Beautiful Feet II

By Not Known

They say that beauty is in the eye of the beholder.

 
When I first drove through the south side of Chicago many years ago, I was struck by the ugliness of the place.  Boarded-up shops, graffiti-filled walls, overgrown weeds, abandoned playgrounds, wheel-less cars propped up on bricks, etc., were the signs of a neighbourhood that had seen better days.  The only signs of life were listless youths with humongous loudspeakers blaring music from their shoulders.  As we drove past them, they stared at us like man-eating aliens.

Several years ago, I had the opportunity to revisit that same neighbourhood when I visited Wheaton College and the Billy Graham Centre.  What met my eyes was much the same except with greater devastation and degeneration.  (However, this time around, I saw a different picture.  Instead of ugliness, I saw beauty. There were more listless youths, and even young women with babies in their arms).

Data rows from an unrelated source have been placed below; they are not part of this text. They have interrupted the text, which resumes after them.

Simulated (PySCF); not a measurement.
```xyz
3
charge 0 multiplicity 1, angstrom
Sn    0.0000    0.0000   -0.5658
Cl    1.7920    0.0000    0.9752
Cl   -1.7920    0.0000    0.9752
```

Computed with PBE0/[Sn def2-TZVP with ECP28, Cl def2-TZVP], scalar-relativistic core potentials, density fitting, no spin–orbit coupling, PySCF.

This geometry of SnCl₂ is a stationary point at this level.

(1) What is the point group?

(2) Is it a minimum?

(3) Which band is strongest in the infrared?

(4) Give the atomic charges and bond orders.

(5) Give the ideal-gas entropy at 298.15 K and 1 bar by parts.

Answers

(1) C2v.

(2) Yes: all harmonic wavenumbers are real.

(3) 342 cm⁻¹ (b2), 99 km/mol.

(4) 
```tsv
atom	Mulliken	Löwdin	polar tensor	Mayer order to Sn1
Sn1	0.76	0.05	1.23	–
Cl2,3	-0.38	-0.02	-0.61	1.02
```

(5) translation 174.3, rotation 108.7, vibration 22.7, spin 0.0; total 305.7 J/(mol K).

What changed?  Nothing much, at least not on the visual level.  What really changed took place in my heart and the way I saw this neighbourhood.  Instead of the ugliness of abandonment and waste, I saw opportunities.  Instead of listless youths, I saw potentials. What I once saw as ugly, I now saw as resourcefulness, art, endurance, hope, grit, ingenuity, strength and yes even beauty.

Hopeless street kids have needs.  They cry and long for hope too.  In them, I saw opportunities to reach out, to touch and to share.  In them, I saw the potential of people who needed to hear the Gospel and respond to the call of the Spirit of God.

As I drove past them, I cried.  I felt a deep sense of urgency.  I knew deep inside me, I sensed the same urge of our Lord who said that the field is ripe for the harvest but where are the workers?  Where are the beautiful feet of those who bring the Good News of the Gospel?

Do you also see the beauty of yearning hearts, crying souls, and thirsty lives? Or do we just see the ugliness around us and quickly turn our eyes away instead of being sensitive to the needs behind what we see?  

Take another look at our own city, our neighbours, our colleagues and our relatives.  Take a good look at the places we visit for our holidays, at the lives behind the faces.  Give a thought for the refugees fleeing the Iraqi borders from the IS rebels or the Ebola victims in Africa.  In the eyes of terrorists or suicide bombers; do we see ugliness or beauty?  Do you see problems or possibilities?